Around the middle of last year, I had to roll up to my company’s offices in New England for a couple of days of meetings. As I often do on such drives, I tune into a podcast or two between calls. During that drive, I caught a couple of episodes of the Politcology podcast. They ran a really great 2 part series about politically-motivated deepfakes (Episode 1 & Episode 2) which touched on other areas that are more relatable to our everyday lives.
They kicked off the first episode talking about the now-famous video that Jordan Peele and BuzzFeed created, showing President Obama saying things he never actually said. Here, check it out if you’ve never seen it:
This video was made a few years ago – back in 2018. If you really pay attention, you’ll notice that the voice isn’t quite right. It’s not perfectly synchronized with the facial movements, plus you can tell it’s not actually Obama’s voice. But, it’s good enough to convince a lot of folks, particularly those who aren’t well-informed, or just not paying attention.
Fast forward 5 years to 2023. How has the tech changed? Naturally, software has improved, plus there’s more compute power than ever. There are open-source tools out there to analyze existing media and leverage it to synthesize additional media. We’ve even seen attempts to use these tools in the past year. Look at the Russian invasion of Ukraine – I can recall at least 2 instances of faked videos used as propaganda tools. While better, one can still tell these videos are fakes.
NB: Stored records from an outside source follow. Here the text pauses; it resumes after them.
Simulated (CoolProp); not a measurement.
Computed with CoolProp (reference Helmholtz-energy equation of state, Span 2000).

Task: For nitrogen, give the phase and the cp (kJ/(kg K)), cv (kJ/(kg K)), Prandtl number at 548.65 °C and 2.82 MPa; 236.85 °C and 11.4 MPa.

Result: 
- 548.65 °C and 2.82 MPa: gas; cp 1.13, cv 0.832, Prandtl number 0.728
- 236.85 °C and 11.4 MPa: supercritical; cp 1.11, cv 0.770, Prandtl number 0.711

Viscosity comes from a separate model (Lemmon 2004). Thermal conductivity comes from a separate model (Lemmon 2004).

The much greater danger we all face today is less about faked videos of world leaders and more about faked audio leveraged by criminals. Consider the voiceprint authentication systems we’re now seeing many companies deploy to verify our identities when we’re calling in for some sort of service. With just a few seconds of voice sample, the technology now exists to “put words in your mouth” – making synthetic recordings of you saying pretty much anything.
Ok, am I being an alarmist? Have I joined the tin-foil hat squad? I’ll point you to this recent article from TechCrunch about Microsoft’s VALL-E research project. Input 3 seconds of real speech audio from a person, and now you’ve got the power to produce whatever you’d like to hear, but in that person’s voice, with their diction, even with normal-sounding background noise. Now, imagine your bank deploys a voice-based authentication system like this. Some crook takes a few seconds of your voice, uses a tool like VALL-E, and whammo! Access to your accounts is granted.
Ok, so that’s audio – how close are we to average folks having access to manipulate someone’s likeness in a reliably, reproducible way? That’s today. In the past 10 minutes, I started off by going to Phil Wang’s This Person Does Not Exist site. There, I generated 2 face images, 1 male, 1 female. Next, I dropped these images into my iCloud Photo Library, got on my phone and used the FaceApp app to change the gender of each of these people. Check out the results below. “Originals” on the left, gender transformations on the right. Remember – none of these images are real people. They’re all generated and manipulated through software that uses AI.
Nifty, huh? Now, how about I take Mr. Fake Man and make him sing to us using the Facedance app?
Ok, I’ll be first in line to point out how not-perfect that video is. But, consider that I made it in about 10 seconds, using a free app on an iPhone 13 Pro. That tech’s only going to continue getting better at pretending.
So what to do? It seems clear that the present danger surrounds audio. I saw an interview the other day with a man who claimed to have been nearly scammed by a crook pretending to be one of his friends who needed a quick financial bailout. Had he not taken a moment to call the friend’s wife to check up about that voicemail first, he could have easily been scammed. My best advice? Verify before you send any money, even if it’s your family or best friend. Maybe even establish some sort of pre-arranged password or other way to authenticate the person on the other end.